RH: If it weren't for writing, in all likelihood you wouldn't be alive
today.
EB: That's true, I wouldn't. Even then, it took many years,
because I didn't have anybody to teach me to write or to give me
feedback -- when I was getting started, my only feedback was from
other convicts, and what did they know about writing? So I would
read how-to books and writer's guides in the prison library, and
sometimes out of a whole book I'd get one little piece of advice I
could use. But it was worth it, even though it took seventeen years
and six unpublished novels before I finally got published, because I
wouldn't have been allowed to do anything else. "When you're not
locked up," I tell people, "you're locked out." I discovered in my early
twenties that the only legit way I was going to make it was by
writing. I'd been locked out of society and I wasn't willing to accept
the situation they were going to allow me as an ex-convict.

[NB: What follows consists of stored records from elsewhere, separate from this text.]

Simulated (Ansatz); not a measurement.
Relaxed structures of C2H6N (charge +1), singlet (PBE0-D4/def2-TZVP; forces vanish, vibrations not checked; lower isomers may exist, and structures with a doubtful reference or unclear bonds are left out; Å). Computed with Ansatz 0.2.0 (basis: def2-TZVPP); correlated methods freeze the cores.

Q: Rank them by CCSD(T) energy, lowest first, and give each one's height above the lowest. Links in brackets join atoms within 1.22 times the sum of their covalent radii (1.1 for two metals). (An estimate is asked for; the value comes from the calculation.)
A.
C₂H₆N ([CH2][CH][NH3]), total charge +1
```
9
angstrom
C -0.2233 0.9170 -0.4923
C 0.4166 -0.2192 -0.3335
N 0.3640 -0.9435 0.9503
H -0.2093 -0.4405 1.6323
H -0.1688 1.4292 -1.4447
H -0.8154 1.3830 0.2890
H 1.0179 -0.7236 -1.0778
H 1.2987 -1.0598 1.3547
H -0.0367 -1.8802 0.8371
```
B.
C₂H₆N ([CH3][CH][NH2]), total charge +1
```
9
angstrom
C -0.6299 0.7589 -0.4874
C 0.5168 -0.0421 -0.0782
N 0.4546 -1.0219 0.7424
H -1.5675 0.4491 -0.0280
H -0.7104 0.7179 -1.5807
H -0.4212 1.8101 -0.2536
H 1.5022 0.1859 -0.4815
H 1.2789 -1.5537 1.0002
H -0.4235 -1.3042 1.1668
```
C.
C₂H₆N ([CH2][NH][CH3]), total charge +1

RH: Despite the decades by which the stories in these two novels
are separated, the core conditions they describe are identical.
EB: It's the same basic problem -- ex-cons only have a small
amount of freedom, freedom within a circle out of which they can't
move. That's true of criminals today the way it was true of criminals
thirty or fifty years ago. The difference is that criminals today are
more violent; when I was young, we preferred finesse. Only fools
committed violent crimes.
RH: With Dog Eat Dog, you're moving away from the semi-
autobiographical nature of your earlier novels. What motivated that
change?
EB: I always followed the dictum, "Write what you know
about." I took that to mean writing about your life, the way that
Hemingway was essentially an autobiographical writer. Then William
Styron said to me once that he envied me the story material that I
had to work with, and that opened my eyes to the stories I knew
about other people besides myself. Although Dog Eat Dog goes
over the same territory as my earlier books, it's based on stories that
I've heard over the years; part of the main plot is a true story I was
told thirty years ago.
James Ellroy, one of my favorite writers, says that he makes
everything up; I make nothing up. I memorize, I analyze, I move
things around and fit them together in different ways, but I'm
working with stories that I already know really well.
RH: What have you been working on lately?
EB: I've written a screenplay for Suicide Hill, one of
Ellroy's novels, for the guy that produced True Romance and
Killing Zoe. It's a pretty good screenplay, but it's a hard book to
adapt because it's so convoluted. Ellroy gives you great scenes,
tremendous characters, but his structures are so difficult to get a
movieline out of -- but I did it, and it's way better than I thought it
would be when I started.
RH: How did you get started on screenplays?
EB: When I was in prison, Alvin Sargent -- "Two-Oscar Alvin,"
they used to call him -- came down and we wrote the first draft of
Straight Time, the movie based on No Beast So Fierce.
RH: How about Runaway Train, your most famous
script?
EB: Kurosawa had written the basic story thirty years before
and never made it. Eventually it was translated and they started
shopping it around Hollywood. Andrei Konchalovsky was trying to
get it made, and Robert Duvall was thinking about acting in it, but he
didn't like the dialogue, he wanted the dialogue between the convicts
to be more authentic. The guy they originally had in mind to rewrite
the dialogue had just gotten busted for possession of coke, so they
called me. I was living in New York, and at the time I was
discouraged about the initial response to Little Boy Blue, so I
said sure.
Anyway, they flew me out, put me in a hotel suite, gave me a driver,
the whole standard Hollywood treatment. They gave me a basic plot
-- they gave me the train going through the tunnel, those kinds of
things, but the dynamics between the characters, the dialogue, that's
all my work.
RH: What discouraged you about the reaction to Little Boy
Blue?
EB: It had gotten great reviews, but it came out around the
same time that Jack Abbott was released from prison and killed that
guy. Abbott ruined things for a lot of ex-convict writers...hell, the
peripheral effect still damages me. People still use it, or just the fact
that I'm an ex-con, to dismiss me. I go on radio shows and people call
in telling me, "They never should have let you write, who do you
think you are," all that. They want to put me back behind a hot dog
stand or in a car wash, they want me to be punished forever.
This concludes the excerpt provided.